Skip to content

Conversation

@enjoy-binbin
Copy link
Contributor

@enjoy-binbin enjoy-binbin commented Jan 29, 2024

In #11012, we will reprocess command when client is unblocked on keys,
in some blocking commands, for example, in the XREADGROUP BLOCK scenario,
because of the re-processing command, we will recalculate the block timeout,
causing the blocking time to be reset.

This commit add a new CLIENT_REPROCESSING_COMMAND clent flag, explicitly
let the command know that it is being re-processed, later in blockForKeys
we will not reset the timeout.

Affected BLOCK cases:

  • list / zset / stream, added test cases for each.

Unaffected cases:

  • module (never re-process the commands).
  • WAIT / WAITAOF (never re-process the commands).

Fixes #12998.

In redis#11012, we will reprocess command when client is unblocked on keys,
In the XREADGROUP BLOCK scenario, because of the re-processing command,
we will recalculate the block timeout, causing the blocking time to be
reset.

This commit add a new CLIENT_REPROCESSING_COMMAND clent flag, explicitly
let the command know that it is being re-processed, later in blockForKeys
we will not reset the timeout.

Fixes redis#12998.
@enjoy-binbin
Copy link
Contributor Author

I'm considering adding a test, such as checking the time-consuming in redis-cli.tcl
I don't know if there is any other better way? We seem to have no way to check how long the client has been blocked?

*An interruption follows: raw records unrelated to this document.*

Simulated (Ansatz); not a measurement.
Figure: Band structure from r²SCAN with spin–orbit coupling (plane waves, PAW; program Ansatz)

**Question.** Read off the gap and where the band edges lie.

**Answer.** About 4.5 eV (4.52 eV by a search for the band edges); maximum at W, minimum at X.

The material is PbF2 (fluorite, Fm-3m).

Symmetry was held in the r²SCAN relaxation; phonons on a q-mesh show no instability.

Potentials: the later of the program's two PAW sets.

@enjoy-binbin enjoy-binbin requested a review from oranagra January 29, 2024 08:44
@oranagra
Copy link
Member

I'm considering adding a test, such as checking the time-consuming in redis-cli.tcl I don't know if there is any other better way? We seem to have no way to check how long the client has been blocked?

why is it hard to measure it in TCL with clock milliseconds (i.e. after rd read)?

Copy link
Member

@oranagra oranagra left a comment

Choose a reason for hiding this comment

The reason will be displayed to describe this comment to others. Learn more.

please check if other blocking commands were affected by this bug.
i.e. WAITAOF, modules, BLPOP.
i suppose at least the list blocking commands can get unblocked and re-blocked similarly to XREAD, so we should mention them in the release notes.

@enjoy-binbin
Copy link
Contributor Author

BLPOP / BZPOPMIN have the same issue and i reproduce it in local.

i think modules also have the issue, but i haven't found a test case to reproduce yet, maybe you have a idea?

    c->bstate.timeout = 0;
    if (timeout_ms) {
        mstime_t now = mstime();
        if  (timeout_ms > LLONG_MAX - now) {
            c->bstate.module_blocked_handle = NULL;
            addReplyError(c, "timeout is out of range"); /* 'timeout_ms+now' would overflow */
            return bc;
        }
        c->bstate.timeout = timeout_ms + now;
    }

WAITAOF, i didn't think of a scenario where re-process would be triggered, do you have a idea?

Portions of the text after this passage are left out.